A Letter To My Younger Self.

Your demons don’t leave you but you find strength and beauty because of them.

I could not look away from the smiling images of the fourteen year-old trans boy who seemed to exude promise and joy — even if that joy was somewhat tempered by a familiar pain.

He was perfect. And he was gone.

Tattoo to remind me of my journeys.

The images were recurring on my Facebook timeline because this beautiful, young, soul had died by suicide last month. I saw myself in him, though I never found the strength to come out in childhood. It took me well into my twenties when I was in law school and dreading the idea of pursuing such a gendered career path in the disguise of my assigned birth sex, to admit to myself that I am trans.

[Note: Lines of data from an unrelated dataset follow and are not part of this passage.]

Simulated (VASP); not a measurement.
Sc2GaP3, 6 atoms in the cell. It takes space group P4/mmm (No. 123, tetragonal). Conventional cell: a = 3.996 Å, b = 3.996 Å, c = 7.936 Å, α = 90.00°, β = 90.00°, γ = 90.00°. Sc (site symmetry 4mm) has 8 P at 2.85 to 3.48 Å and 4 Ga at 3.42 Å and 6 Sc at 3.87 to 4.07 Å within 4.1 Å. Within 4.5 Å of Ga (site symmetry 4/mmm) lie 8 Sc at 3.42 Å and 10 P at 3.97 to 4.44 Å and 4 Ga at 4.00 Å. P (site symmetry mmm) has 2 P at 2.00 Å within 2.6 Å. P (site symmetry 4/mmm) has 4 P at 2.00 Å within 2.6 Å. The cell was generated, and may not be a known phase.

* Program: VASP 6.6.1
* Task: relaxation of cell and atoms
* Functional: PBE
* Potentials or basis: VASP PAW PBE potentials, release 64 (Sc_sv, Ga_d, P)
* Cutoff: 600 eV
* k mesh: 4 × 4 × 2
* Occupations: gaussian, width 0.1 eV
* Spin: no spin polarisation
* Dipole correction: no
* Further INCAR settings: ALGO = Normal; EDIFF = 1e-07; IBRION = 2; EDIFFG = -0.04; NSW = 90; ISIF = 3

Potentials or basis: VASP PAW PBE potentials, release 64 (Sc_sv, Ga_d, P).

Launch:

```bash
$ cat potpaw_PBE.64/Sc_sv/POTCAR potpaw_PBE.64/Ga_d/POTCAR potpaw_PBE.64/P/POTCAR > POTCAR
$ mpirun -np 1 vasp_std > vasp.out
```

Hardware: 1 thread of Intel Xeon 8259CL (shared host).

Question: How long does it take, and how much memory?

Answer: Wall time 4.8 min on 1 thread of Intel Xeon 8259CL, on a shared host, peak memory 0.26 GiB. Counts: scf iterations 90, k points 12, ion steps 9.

And now here I was, almost thirty-five years old, and by the grace of God still navigating the endless pain, joy and beauty of this life, looking at yet another trans young person lost to suicide. Another person who had the love of family, the support of a community, but who nonetheless battled the demons that torment us and found his only solace in the idea of moving on from this life. I have those demons too. I have battled them for as long as I can remember. And even today as I write this, with all that I have in my life, there are days that I wake up and wonder who I am and where I fit into the complexities and pains of life. Then I put on my headphones, I read the wise words of my friends and heroes, I lean into the uncertainty and I find my way through to a place of relentless commitment to life, love and advocacy for my community, for my family.

There is so much I want to say to my younger self and to the young people struggling like I did. And it doesn’t sound in the refrain of “it gets better.” In some ways and for some people, it simply doesn’t. But, it can get different.

To my younger self I would say:

You find a path through your demons, you find strength and beauty not despite of them but because of them. Your experiences navigating the dark pain of questioning your place in the world help you to embrace the pure joy of finding a place, of discovering your passions, your people, your beauty. You strengthen your connections to your family of origin the more you claim your truth, you build a chosen family, you have a child, you fall in love and experience heartbreak, you find a career that gives you life and purpose, and you see beauty in the body and identity that you spent so much of your life wanting to destroy.

For much of my life the sight of my own reflection would make me physically ill. It would send me into a depression and the persistent need that I felt to crawl outside of myself limited any vision I had for the future. There was no future I could see because I could not see myself aging in the world.

And I felt that self-rejection within my white, thin, blue-eyed body, celebrated in so many ways by society. I knew then and understand even more now that the pain and vulnerability that I felt are magnified beyond compare when one’s body is marked for destruction by society because it is Black, brown, disabled, fat. We exist within bodies that we are told, in varying ways and to varying degrees, are grotesque, disposable, unlovable. This happens through the inherited and systematic trauma of anti-Blackness, white supremacy, transphobia, ablism. It happens on purpose. It happens and people die because of it.

I lived because of privilege and chance and love.

I did not know that I would find a truth inside my darkness. But I did. And that truth is a beautiful truth that connects me to so many people who have come before me, who are living alongside me, and who will no doubt come after me, like the young people I hope will find hope amidst their demons.

I have not lived the neat life that I envisioned as a pre-requisite to adulthood. I do not make all the right decisions or always handle myself with grace. I have tormented and rejected myself over and over again. But somehow through that I learned that our trans bodies are beautiful in all their permutations and manifestations. I learned that holding up the history of our community is a gift that I will never stop paying forward. I learned that pain and messiness and self-doubt can actually be our path towards light, happiness, and confidence.

I learned that I have a place in the world.

It is not lost on me that that the lawmakers that stand up and defend legislation that would seek to ban trans people from public life are sending clear messages to trans people that we do not have a place in the world.

Texas House Speaker Joe Straus is right to be concerned that his state’s proposed anti-trans bills would mean the death of trans Texans on his watch. The stakes could not be higher. In the coming weeks, lawmakers will again descend on Austin with an agenda to torment, demean and exclude people who represent a perceived threat to the social order they so desperately want to maintain — immigrants, trans people, people who seek control and autonomy over their bodies and reproductive choices.

To my younger self and the younger people watching this and other debates over our humanity, I say, you are beautiful, you are perfect, and the very demons that haunt you may just be your gift.

And to the lawmakers in Texas and elsewhere who seek to eliminate us, you will not succeed. We are too resilient, too committed, to inspired, and to loving to ever give in or give up.

See you in Austin and anywhere else you seek to attack us.